At Trinity College last night, Joe Stiglitz repeated his criticism of NAMA. The Irish Times reports:
He said Nama is likely to “burden this generation for 25-50 years or more. I am very uncomfortable with a government with such a minority support making such a decision.”
He said the view there is no alternative is “just wrong”.
“There is an alternative. Play by the rules of capitalism – if you can’t pay back your debt, shareholders and bondholders lose. If the Government puts in money, it needs to get control commensurate with the money put in. It also should get a return proportionate to the risk involved – in this case, it’s a big risk.”
The Minister for Finance has responded to Stiglitz’s criticisms. According to Bloomberg:
Lenihan pointed to the U.S. as an example of a rescue package that was attacked before succeeding.

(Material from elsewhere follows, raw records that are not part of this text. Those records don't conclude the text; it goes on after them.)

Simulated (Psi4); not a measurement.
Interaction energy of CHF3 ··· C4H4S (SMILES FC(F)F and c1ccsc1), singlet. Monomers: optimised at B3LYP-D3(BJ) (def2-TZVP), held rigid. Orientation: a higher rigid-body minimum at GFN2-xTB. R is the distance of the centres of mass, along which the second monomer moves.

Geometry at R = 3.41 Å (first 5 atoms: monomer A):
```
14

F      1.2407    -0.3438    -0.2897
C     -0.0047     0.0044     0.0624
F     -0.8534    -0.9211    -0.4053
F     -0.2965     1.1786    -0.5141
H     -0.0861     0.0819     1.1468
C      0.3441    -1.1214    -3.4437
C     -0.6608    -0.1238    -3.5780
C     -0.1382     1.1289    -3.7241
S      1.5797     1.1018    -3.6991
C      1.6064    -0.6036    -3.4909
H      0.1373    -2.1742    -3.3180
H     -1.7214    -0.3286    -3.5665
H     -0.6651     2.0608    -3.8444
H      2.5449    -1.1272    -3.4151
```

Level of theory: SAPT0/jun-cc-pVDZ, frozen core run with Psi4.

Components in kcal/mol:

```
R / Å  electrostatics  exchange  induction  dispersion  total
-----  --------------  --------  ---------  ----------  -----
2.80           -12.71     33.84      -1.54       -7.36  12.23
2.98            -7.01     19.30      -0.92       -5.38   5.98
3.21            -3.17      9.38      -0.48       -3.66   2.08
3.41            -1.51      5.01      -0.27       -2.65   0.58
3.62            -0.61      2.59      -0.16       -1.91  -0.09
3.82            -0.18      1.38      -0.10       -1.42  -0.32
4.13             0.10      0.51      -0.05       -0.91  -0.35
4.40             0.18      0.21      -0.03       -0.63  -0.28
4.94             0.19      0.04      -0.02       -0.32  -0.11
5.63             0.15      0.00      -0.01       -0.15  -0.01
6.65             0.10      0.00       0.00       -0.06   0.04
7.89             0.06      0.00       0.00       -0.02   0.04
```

“I simply do not accept his analysis,” Lenihan said. “As far as Professor Stiglitz is concerned, he made the same criticism of the U.S. bank package, which is now proved to be a tremendous success.”
Of course, the US TARP bank package, which Minister Lenihan is referring to as a tremendous success, started life like NAMA as a plan to overpay for troubled assets but was changed to become a plan in which the US government made equity investments in the leading financial institutions.
Stiglitz has argued that the terms of the TARP equity investments were insufficiently generous to the US taxpayer—see here for a report from TARP’s Congressional Oversight Panel which endorses this viewpoint. It would be misleading, however, to characterise the Stiglitz’s criticisms of TARP as being directly related to his views on NAMA. On this issue, see here for an interview with Joe from Feburary in which, among other things, he discusses proposals then being floated for the US government to purchase bad assets—he characterises Paulson’s orginal TARP plan as “cash for trash”.